Ticket #420 (closed defect: wontfix)

Opened 4 years ago

Last modified 4 years ago

Varnish Downtime

Reported by: chris Owned by: chris
Priority: major Milestone:
Component: Live server Keywords:
Cc: ed, laura, jim Estimated Number of Hours: 0.0
Add Hours to Ticket: 0 Billable?: yes
Total Hours: 1.3

Description (last modified by chris) (diff)

Varnish fell over early this morning, this is the entry in /var/log/messages:

Oct  9 02:55:30 quince varnishd[8635]: Child (2879) died signal=3
Oct  9 02:55:54 quince varnishd[8635]: child (11098) Started
Oct  9 02:56:24 quince varnishd[8635]: Child (11098) said Child starts
Oct  9 02:56:27 quince varnishd[8635]: Child (11098) said SMF.s0 mmap'ed 536870912 bytes of 536870912
Oct  9 02:56:27 quince varnishd[8635]: Child (11098) said Child dies

Change History

comment:1 Changed 4 years ago by chris

  • Add Hours to Ticket changed from 0.0 to 0.4
  • Total Hours changed from 0.0 to 0.4

comment:2 Changed 4 years ago by chris

  • Add Hours to Ticket changed from 0.0 to 0.3
  • Total Hours changed from 0.4 to 0.7

Looking at https://www.varnish-cache.org/docs/3.0/tutorial/troubleshooting.html#varnish-is-crashing this could be the cause and a fix:

Specifically if you see the "Error in munmap" error on Linux 
you might want to increase the amount of maps available. 
Linux is limited to a maximum of 64k maps. Setting 
vm.max_max_count i sysctl.conf will enable you to increase 
this limit. 

I tried adding this to /etc/sysctl.conf:

vm.max_max_count = 256000

And ran:

sysctl -p

But it returned:

error: "vm.max_max_count" is an unknown key

More research required...

comment:3 Changed 4 years ago by chris

  • Add Hours to Ticket changed from 0.0 to 0.2
  • Status changed from new to accepted
  • Total Hours changed from 0.7 to 0.9

The problem was that it should be:

vm.max_map_count = 256000

Have tried this, also this ticket could be related:

https://www.varnish-cache.org/trac/ticket/1119

I think we should probably leave this for now and see if it happens again.

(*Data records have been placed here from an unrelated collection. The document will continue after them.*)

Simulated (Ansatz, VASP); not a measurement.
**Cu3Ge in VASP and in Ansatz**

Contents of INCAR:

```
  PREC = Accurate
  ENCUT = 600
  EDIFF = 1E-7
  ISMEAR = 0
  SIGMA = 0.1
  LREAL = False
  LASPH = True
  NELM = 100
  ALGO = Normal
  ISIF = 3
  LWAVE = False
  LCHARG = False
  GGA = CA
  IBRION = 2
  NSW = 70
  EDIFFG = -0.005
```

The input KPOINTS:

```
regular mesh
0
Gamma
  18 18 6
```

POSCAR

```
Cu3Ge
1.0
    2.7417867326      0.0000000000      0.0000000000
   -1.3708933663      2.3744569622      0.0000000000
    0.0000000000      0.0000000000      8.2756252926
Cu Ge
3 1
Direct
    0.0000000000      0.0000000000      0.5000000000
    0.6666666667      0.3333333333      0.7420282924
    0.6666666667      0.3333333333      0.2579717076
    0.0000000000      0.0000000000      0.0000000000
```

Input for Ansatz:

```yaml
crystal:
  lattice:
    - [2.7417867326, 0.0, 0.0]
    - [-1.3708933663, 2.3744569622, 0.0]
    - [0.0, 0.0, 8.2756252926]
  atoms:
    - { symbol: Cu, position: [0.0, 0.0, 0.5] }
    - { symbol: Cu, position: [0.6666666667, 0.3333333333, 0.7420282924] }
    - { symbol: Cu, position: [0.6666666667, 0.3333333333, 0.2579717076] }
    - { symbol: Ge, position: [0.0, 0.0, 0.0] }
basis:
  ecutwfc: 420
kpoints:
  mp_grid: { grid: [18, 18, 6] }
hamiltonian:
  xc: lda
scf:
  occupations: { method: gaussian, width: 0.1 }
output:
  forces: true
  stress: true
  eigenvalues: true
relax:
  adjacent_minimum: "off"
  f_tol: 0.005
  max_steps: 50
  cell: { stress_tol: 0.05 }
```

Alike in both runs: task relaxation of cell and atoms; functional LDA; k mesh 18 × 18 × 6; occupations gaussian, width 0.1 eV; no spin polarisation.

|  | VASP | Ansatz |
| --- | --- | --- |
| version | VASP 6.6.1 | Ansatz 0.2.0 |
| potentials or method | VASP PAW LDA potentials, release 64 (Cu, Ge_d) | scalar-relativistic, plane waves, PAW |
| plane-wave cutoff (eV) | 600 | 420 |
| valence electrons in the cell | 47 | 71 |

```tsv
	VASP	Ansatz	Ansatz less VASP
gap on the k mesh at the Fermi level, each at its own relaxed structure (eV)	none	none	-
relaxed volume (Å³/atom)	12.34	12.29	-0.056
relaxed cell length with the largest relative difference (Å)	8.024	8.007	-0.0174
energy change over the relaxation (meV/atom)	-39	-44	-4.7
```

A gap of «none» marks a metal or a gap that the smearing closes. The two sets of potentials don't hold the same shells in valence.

comment:4 Changed 4 years ago by chris

  • Add Hours to Ticket changed from 0.0 to 0.4
  • Total Hours changed from 0.9 to 1.3

I had a good chat with people in the #varnish irc channel and everybody though the load spike before varnish stopped was the key and that more RAM would help, some comments:

14:08 < s> it must have been thrashing like crazy at the time
14:08 < s> chrisc: a full 24 seconds from dead child to restart? Buy a bigger server
14:08 < s> it must have been thrashing like crazy at the time
14:10  * chrisc there was a load spike https://kiwi.transitionnetwork.org/munin/webarch.net/quince.webarch.net/load.html
14:11 < s> people have been reporting weird stuff with transparent hugepages
14:11 < s> I assume your syslog has "Child not responding to CLI, killing it" too?
14:11 < s> https://www.varnish-cache.org/trac/ticket/1054
14:13 < chrisc> no it doesn't, varnish died at about 3am and i restarted it manually at around 8:15 am
14:13 < s> chrisc: no lines before 2:55:30?
14:13 < chrisc> no
14:14 < chrisc> Oct  9 01:52:02 quince varnishd[8635]: CLI telnet 127.0.0.1 39594 127.0.0.1 81 Wr 200
14:14 < chrisc> that's the one before
14:14 < s> "steal" CPU...something on the physical host starved your varnish vm
14:14 < s> maybe the syslog about child not responding got lost due to the same load
14:15 < chrisc> i think a lot of rsync backup jobs would have been running at that time and disk io will have been an issue
14:15 < chrisc> between the line i just pasted and the ones on the ticket it's just drupal messages
14:17 < s> maybe somebody else can chime in, but to me this looks like the varnishd master process killing the child
14:18 < s> because the child doesn't ping
14:18 < chrisc> the server was getting hammered https://kiwi.transitionnetwork.org/munin/webarch.net/quince.webarch.net/cpu.html
14:18 < chrisc> by the looks of the munin cpu stats
14:19 < s> and then varnishd tries to restart the child, but isn't able to communicate with it during startup because of the load on the 
               machine
14:19  * chrisc nods
14:20 < chrisc> s: thanks, i guess i need to track down the cause of the load spike :-)
14:20 < s> so buy bigger hardware, or don't virtualize varnish with something that steals the resources
14:28 < D> considering my 3 year old laptop has more than 3GB of RAM
14:29 < D> (it has 8GB)
14:29 < D> and a decent beast of a server these days has 256GB of RAM (still only 2U and well under 20K total)
14:29 < D> I'd say get bigger hardware :)
14:31 < D> I'm not a big fan of solving all problems with more hardware
14:31 < U> we just upped a bunch of servers with 64G more RAM each, because it is the cheapest option
14:31 < D> but this is just a no-brainer
14:31 < U> even server-ram is cheap cheap cheap now
14:31 < D> yup
14:31 < D> I was surprised at how little the 256G costs us
14:33 < D> mysql & apache with ssl, running php and drupal?
14:33 < D> large site, plenty of pictures?
14:33 < chrisc> yeah with varnish on port 80 doing reverse proxy
14:33 < chrisc> yeah, large site
14:33 < D> all that on a single 3GB VM?
14:33 < D> they're daft
14:33 < chrisc> authenticated users on 443 only
14:34 < D> I mean, you can run it with that little memory
14:34 < D> but it's not going to be fast
14:34 < D> ever
14:37 < D> but honestly, if were hardware instead of VM, I'd just tell them to slam 4x4GB sticks in the server
14:37 < D> should cost less than a half a day of your time
14:37 < D> :P

comment:5 follow-up: ↓ 6 Changed 4 years ago by jim

So it looks like my cache clear setup the resource stress situation even if it didn't directly cause varnish to fall over.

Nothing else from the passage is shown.